The town of Lashio in Burma’s northeastern Shan state has become the latest victim of anti-Muslim violence. At the time of writing, one person was reported dead and four injured after Buddhist mobs rampaged through the town, torching a Muslim orphanage and mosque. The violence broke out in the wake of the alleged burning of a Buddhist woman by a Muslim man.

Observers have been quick to raise the spectre of the spread of Burmese nationalism, which has caused so much damage elsewhere in the country. The mobs cavorting around Lashio branding mallets are seen as the ideological kin of those in Meiktila, Bago and Oakkan who have razed Muslim neighbourhoods and killed dozens over the past few months.

Yet something about that narrative doesn’t sit too well in Shan state. Anti-Muslim sentiment certainly exists there, but Shan nationalism grew in response to Burman designs on Shan culture and society. Their animosity towards the dominant ethnic group in Burma is well known. This is why a report in the New York Times that described groups of men gathering in Lashio “’shouting, cheering and singing Burmese nationalist songs’ as they destroyed shops” becomes quite perplexing.

(READ MORE: Buddhist mobs spread fear among Burma’s Muslims)

Lashio hasn’t seen any such violence before, although in Namkham a few months ago, anti-Muslim 969 stickers began appearing on shops, despite the town having a very small Muslim population. I wrote at the time: “Locals there, who have resisted a lucrative China-backed oil and gas pipeline that passes close by, have questioned whether the sudden threat of religious unrest in a town where the two religions had coexisted peacefully could be used as a pretext by authorities to crack down on anti-pipeline activities.”
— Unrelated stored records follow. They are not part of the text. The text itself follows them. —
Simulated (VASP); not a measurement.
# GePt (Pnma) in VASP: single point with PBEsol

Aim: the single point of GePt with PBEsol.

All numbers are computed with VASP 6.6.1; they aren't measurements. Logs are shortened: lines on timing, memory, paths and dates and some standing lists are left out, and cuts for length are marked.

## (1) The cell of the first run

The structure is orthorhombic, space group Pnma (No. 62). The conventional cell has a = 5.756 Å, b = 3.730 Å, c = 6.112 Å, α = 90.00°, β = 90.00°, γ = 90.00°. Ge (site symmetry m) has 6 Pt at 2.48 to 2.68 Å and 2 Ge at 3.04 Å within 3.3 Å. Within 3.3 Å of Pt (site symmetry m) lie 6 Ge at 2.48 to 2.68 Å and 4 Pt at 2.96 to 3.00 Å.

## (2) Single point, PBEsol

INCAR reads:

The involvement of higher powers certainly seems applicable to Lashio. Mobs there beat up journalists attempting to report on the situation, while reports have circulated that communications to Lashio were cut when the violence first started on Tuesday. The attacks on journalists suggest a level of complicity that needs to be obscured from the public. The New York Times also quoted an eyewitness who said:

“The first police units arrived two hours after groups of men set fire to a mosque and began destroying shops. The police stayed for only a few minutes, he said, and when a larger contingent of police and military units returned later in the night, they closed off the streets but did not confront the rioters.”

A seasoned observer I spoke to had this to say about the Lashio violence, and I have to agree with him.

“If you connect the dots, you can see that the “Arakan model” is being implemented again – stirring up violence and destruction to such an extent that local people, despite their hatred of Burmese military rulers, end up asking for more “protection” (and centralised control) to stop this from happening again.”

Arakan state is proof of what this venomous hatred towards a minority group does for the military-led government – the Arakanese, a fiercely nationalist ethnic group who have long resisted colonizing by the Burman, have created a situation whereby the Burmese army, surely the most potent colonizing tool in Naypyidaw’s armoury, have become de facto protectors of the western state against the manufactured ‘Muslim peril’. The state now has a heavier troop presence than ever before, and this supposed threat has been amplified so much that even the likes of democracy activist Ko Ko Gyi, who has dedicated his life towards diluting the power of the military, said last year that “his organization and its followers are willing to take up arms alongside the military in order to fight back against ‘foreign invaders’” – meaning the Rohingya.

This plays so perfectly into the hands of those who want to keep the army an all-powerful force in Burma. Even its strongest adversaries – the Shan, the Arakanese, the stoic democracy activists – are now on its side.

Another concerning development has occurred since the Lashio unrest. A friend in Yangon said this morning that her cleaner, a Christian but with dark skin, had been told to get off the bus today on account of her ‘Indian’ appearance. This may be related to early reports that the man who set the Buddhist woman alight in Lashio was Indian (and, as was pointed out on Twitter today, there’s no small irony in a Buddhist person berating someone for looking Indian).

Note also the eyewitness in Lashio who told Reuters that, “I got a light for my cigarette from one [Buddhist attacker] and he told me to kill all Bengalis while waving this 18-inch blade around.” There are no ‘Bengalis” (i.e., Rohingya) in Lashio – it seems the target has become confused. Both are prime examples of how fast this racist ripple effect can take hold, and suggests the ‘enemy’ is becoming increasingly ill-defined, which holds entirely new dangers of its own.